Well, when you get down to it, isn’t life a trick?
You’re born and spend your whole existence on Earth trying to figure out what it all means.
And then you die.
The Big Trick.
No wonder, then, that, throughout human history, culture after culture has developed a mythology that has included at least one character who is a trickster. This is especially true among Native Americans where the multiplicity of tribes has resulted in a multiplicity of tricksters.
Tricksters of all sorts, some cunning in their deviousness, others hapless when their tricks backfire.
Some who are responsible for the creation of certain rock formations or the stars in the night sky, and some whose tricks are the reason certain animals look the way they do.
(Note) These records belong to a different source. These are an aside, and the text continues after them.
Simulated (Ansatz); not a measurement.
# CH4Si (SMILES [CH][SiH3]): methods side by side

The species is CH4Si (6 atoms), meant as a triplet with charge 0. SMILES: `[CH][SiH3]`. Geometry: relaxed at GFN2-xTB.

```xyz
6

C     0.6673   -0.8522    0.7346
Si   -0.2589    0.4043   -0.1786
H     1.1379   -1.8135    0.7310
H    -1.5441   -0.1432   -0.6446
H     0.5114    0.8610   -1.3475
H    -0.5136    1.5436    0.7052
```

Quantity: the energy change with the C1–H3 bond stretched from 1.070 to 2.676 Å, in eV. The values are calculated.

“The original people of this land”
Trickster: Native American Tales, a graphic collection was put together by Matt Dembicki, a Washington, D.C.-based comics creator.
He writes in an afterword that he got the idea for his collection when, at a local library, he came across the 1998 book American Indian Trickster Tales by Alfonso Ortiz and Richard Erdoes. He was enthralled by the variety of stories, featuring a wide range of animals.
Although the Ortiz-Erdoes book is sprinkled with simple illustrations, it is mainly text. So, Dembicki thought to bring together native storytellers with professional illustrators to create graphic versions of such Native American tales.
The result, after some bumps in the road, was Trickster, published in 2010, a book which. Dembicki writes, can serve “as a bridge for readers to learn more about the original people of this land and…foster a greater appreciation and understanding among all inhabitants.”
It offers 21 stories, told by 23 Native Americans from Alaska to Nebraska, from Maine to South Carolina, from Hawaii to New York to New Mexico. The tribes represented include Cherokee, Navajo, Pueblo, Blackfoot and Choctaw.
A bit of a doofus
In the book’s first story “Coyote and the Pebbles,” the trickster is Coyote who is something of a doofus.
Like many tricksters in Native American stories, coyote runs on his own time clock. He arrives late for a meeting that the animals have had with the Great Mystery.
The animals have asked the Great Mystery for more light at night, and they’ve been told to gather shiny pebbles and bring them to the top of the mountain and use them to draw self-portraits in the sky. This, they do.
Coyote, though, in addition to being late, dawdles, and, when he gets to the mountain top, all of the spaces in the sky have been put to use. As he scans around to find a place for his self-portrait, he’s not paying attention to what he’s doing. He stumbles, his pebbles fly out hither and yon up to the sky, bumping pebbles already there and starting a chain reaction that results in a royal mess of a sky.
The animals ask the Great Mystery to fix things, but are told,
“We cannot change what has happened. We cannot go back to last month, last week, or even five minutes ago.”
After all, the Great Mystery says, the animals hadn’t asked for portraits, only more light.
The animals have no choice but to live with the result of Coyote’s lateness, dawdling and clumsiness, and they’re mad at him.
What strikes me about this tale is that, here, the trickster is the opposite of the mythical hero. The hero does great things to make the lives of the people better. In this story, Coyote does a lot of sloppy things that make the lives of the people less than what they might have been.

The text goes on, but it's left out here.